What is SOFR (Secured Overnight Financing Rate)?
SOFR (Secured Overnight Financing Rate) is a benchmark interest rate published daily by the Federal Reserve Bank of New York that reflects the cost of borrowing cash overnight using U.S. Treasury securities as collateral. It replaced the London Interbank Offered Rate (LIBOR) as the dominant reference rate for U.S. commercial loans following LIBOR’s full phase-out in June 2023, and it now underpins trillions of dollars in business lending contracts across the country.
How SOFR Works in Business Lending
SOFR is calculated daily by the Federal Reserve Bank of New York using actual transaction data from the U.S. Treasury repurchase agreement (repo) market — one of the deepest and most liquid markets in the world. Because it is grounded in real, collateralized transactions rather than bank estimates, it is considered far more reliable and manipulation-resistant than LIBOR ever was. When a lender prices a variable-rate business loan using SOFR, they typically add a credit spread on top of the benchmark rate. For example, a loan might be priced at “SOFR plus 2.50%,” meaning if the 30-day average SOFR stands at 5.30%, your effective rate would be 7.80%. Lenders commonly use Term SOFR — a forward-looking version published in 1-month, 3-month, 6-month, and 12-month tenors — to make payment schedules more predictable for borrowers. Per the Federal Reserve’s 2023 Small Business Credit Survey, variable-rate loans now dominate a significant share of small business credit, making SOFR literacy an important financial skill for any business owner carrying debt.
SOFR affects different loan products in meaningfully different ways. SBA 7(a) loans with variable rates are now frequently tied to SOFR-based indexes, replacing the Prime Rate in some lender-specific structures, though Prime remains common in SBA lending. Traditional community banks and credit unions may offer hybrid structures — fixed for an initial period, then floating based on Term SOFR — particularly on commercial real estate and equipment loans. Online lenders and fintech platforms typically build SOFR adjustments directly into their automated pricing engines, recalculating rates monthly or quarterly. CDFIs (Community Development Financial Institutions), which serve underbanked businesses, may use SOFR floors — a minimum rate threshold, often set at 1.00% to 1.50% — to protect their lending margins in low-rate environments while keeping loans affordable for borrowers. Understanding which SOFR tenor your loan references, and how often it resets, is critical to managing cash flow predictability.
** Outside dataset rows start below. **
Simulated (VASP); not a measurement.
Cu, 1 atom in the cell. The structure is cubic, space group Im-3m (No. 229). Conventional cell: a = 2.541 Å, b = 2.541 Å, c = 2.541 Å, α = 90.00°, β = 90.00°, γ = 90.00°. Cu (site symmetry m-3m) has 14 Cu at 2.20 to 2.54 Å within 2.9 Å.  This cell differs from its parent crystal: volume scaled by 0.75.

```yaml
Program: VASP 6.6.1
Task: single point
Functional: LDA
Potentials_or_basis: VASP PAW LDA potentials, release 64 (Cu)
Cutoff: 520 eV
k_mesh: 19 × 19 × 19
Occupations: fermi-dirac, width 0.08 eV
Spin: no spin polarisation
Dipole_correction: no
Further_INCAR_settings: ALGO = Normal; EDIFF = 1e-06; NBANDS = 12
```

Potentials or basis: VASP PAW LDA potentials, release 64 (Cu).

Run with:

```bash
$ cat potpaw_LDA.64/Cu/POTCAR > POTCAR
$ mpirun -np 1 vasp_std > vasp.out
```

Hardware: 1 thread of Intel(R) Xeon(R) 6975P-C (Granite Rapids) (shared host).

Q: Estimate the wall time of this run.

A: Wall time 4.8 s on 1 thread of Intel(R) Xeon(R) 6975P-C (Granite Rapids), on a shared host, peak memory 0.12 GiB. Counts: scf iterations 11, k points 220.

What Business Owners Should Do About SOFR
If you currently hold or are applying for a variable-rate business loan, your first step is to review your loan agreement and identify the exact rate index referenced. Ask your lender or loan officer specifically whether your rate is tied to Term SOFR, Daily Simple SOFR, or SOFR Averages, and confirm the reset frequency — monthly resets create more volatility than quarterly or annual ones. Request a rate cap or interest rate ceiling clause if your lender offers it, particularly on loans above USD 250,000. If you converted from a LIBOR-based loan, confirm that the transition included a proper credit spread adjustment — typically 0.11% to 0.26% depending on the tenor — as recommended by the Alternative Reference Rates Committee (ARRC). Keep an eye on Federal Reserve policy announcements, because SOFR moves closely with the federal funds rate target. Businesses with high outstanding variable-rate balances should model out worst-case rate scenarios and stress-test their monthly debt service coverage before taking on additional borrowing.
Navigating SOFR-based loan structures on your own can be complicated, especially when comparing offers from multiple lenders who may use different SOFR tenors, spread adjustments, and reset schedules. We connect you with lenders — we do not lend — which means our role is to match your specific borrowing profile, industry, and risk tolerance with lenders whose SOFR-based products fit your needs. Whether you are looking at a community bank term loan, an SBA-backed credit facility, or a CDFI working capital line, we help you compare the true all-in cost of each offer so you can make a confident, informed decision.
What SOFR rate do lenders require for a business loan?
Lenders do not set a minimum SOFR level — it is a market benchmark, not a borrower qualification threshold. What lenders do set is a credit spread added on top of SOFR: SBA 7(a) variable-rate loans typically cap total interest at Prime or SOFR plus a spread not exceeding 2.75% for loans above USD 50,000, while bank term loans commonly range from SOFR plus 1.75% to SOFR plus 4.00% depending on creditworthiness. Online lenders may price as high as SOFR plus 8.00% or more for higher-risk borrowers, effectively embedding their risk premium into the spread.
How does SOFR affect my interest rate?
Because SOFR is a floating benchmark, any change in the rate directly adjusts your loan’s interest cost at each reset date. According to Federal Reserve data, SOFR rose from near 0.05% in early 2022 to above 5.30% by mid-2023 — a swing that increased monthly payments on a USD 500,000 variable-rate loan by thousands of dollars annually. Borrowers who locked in fixed-rate loans or negotiated rate caps during that period avoided significant payment increases, underscoring the importance of rate structure decisions at origination.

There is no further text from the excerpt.